Re: [Usability] Reasoning behind default panel setup?
- From: Janne Kaasalainen <jpkaasal cc hut fi>
- To: usability gnome org
- Subject: Re: [Usability] Reasoning behind default panel setup?
- Date: Thu, 26 Jan 2006 19:36:26 +0200
On 26 Jan 2006, at 16:37, Kalle Vahlman wrote:
We have gotten lost in the Win95 task bar style, but i believe it
uses up
too much space for its own good.
I'm not sure why the Mac OS X (http://www.apple.com/macosx/) style is
better then?
Since there are no texts on the running program icons. This makes it
much more feasible to locate the dock on the side of the screen or
scale it to your taste. Also, hiding the doc in OS X is easy with
short-cut keys which leaves you with only the top bar that is about
the height of the text + some.
Also, OS X does not list open windows in it's dock. You get to those
via the single icon (right click or hold down the click for a longer
time). The Doc icon brings up all the application windows but those
minimized. Good or bad? Not my call, but I like it.
I really, really hate the windows task bar in vertical level when you
have many apps open and the text spreads along the whole top/bottom
of the screen. If you tilt it to a side, it takes a wide stripe off
you screen but lessens the hassle with many windows. Neither is
elegant on windows, me thinks.
(yes, I noticed the fancy plans for the bottom bar, but try that on a
800x600 screen and tell me it's better than single panel)

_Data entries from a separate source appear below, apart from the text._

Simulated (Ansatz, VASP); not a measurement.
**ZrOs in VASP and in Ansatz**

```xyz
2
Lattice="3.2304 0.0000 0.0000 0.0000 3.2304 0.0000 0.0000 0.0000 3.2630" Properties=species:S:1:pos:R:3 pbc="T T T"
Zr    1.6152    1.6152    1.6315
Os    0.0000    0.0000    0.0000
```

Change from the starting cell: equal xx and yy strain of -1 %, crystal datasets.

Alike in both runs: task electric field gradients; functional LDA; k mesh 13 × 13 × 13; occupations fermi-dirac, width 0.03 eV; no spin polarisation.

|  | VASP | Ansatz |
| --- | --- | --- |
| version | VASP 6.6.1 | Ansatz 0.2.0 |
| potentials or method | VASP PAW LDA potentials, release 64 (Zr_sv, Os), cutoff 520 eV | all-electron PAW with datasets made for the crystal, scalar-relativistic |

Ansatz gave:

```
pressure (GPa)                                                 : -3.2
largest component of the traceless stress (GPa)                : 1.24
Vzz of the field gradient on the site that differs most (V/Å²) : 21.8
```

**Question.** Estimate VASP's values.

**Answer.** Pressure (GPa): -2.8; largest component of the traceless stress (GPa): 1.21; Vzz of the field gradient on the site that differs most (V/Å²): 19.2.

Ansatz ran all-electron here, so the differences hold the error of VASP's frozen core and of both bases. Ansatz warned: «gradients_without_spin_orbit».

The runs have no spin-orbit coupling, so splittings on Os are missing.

I would not dare to. :) But, even on larger screens... Well, I have
got those screen for a reason and the reason is not to waste the
space for panels, menus or docs or how ever you want to call them. No
pixel more than I feel need to sacrifice for the sake of the usability.
Janne Kaasalainen
janne kaasalainen uiah fi / jpkaasal cc hut fi
"What goes up, must come down. Unless it goes up a very long way."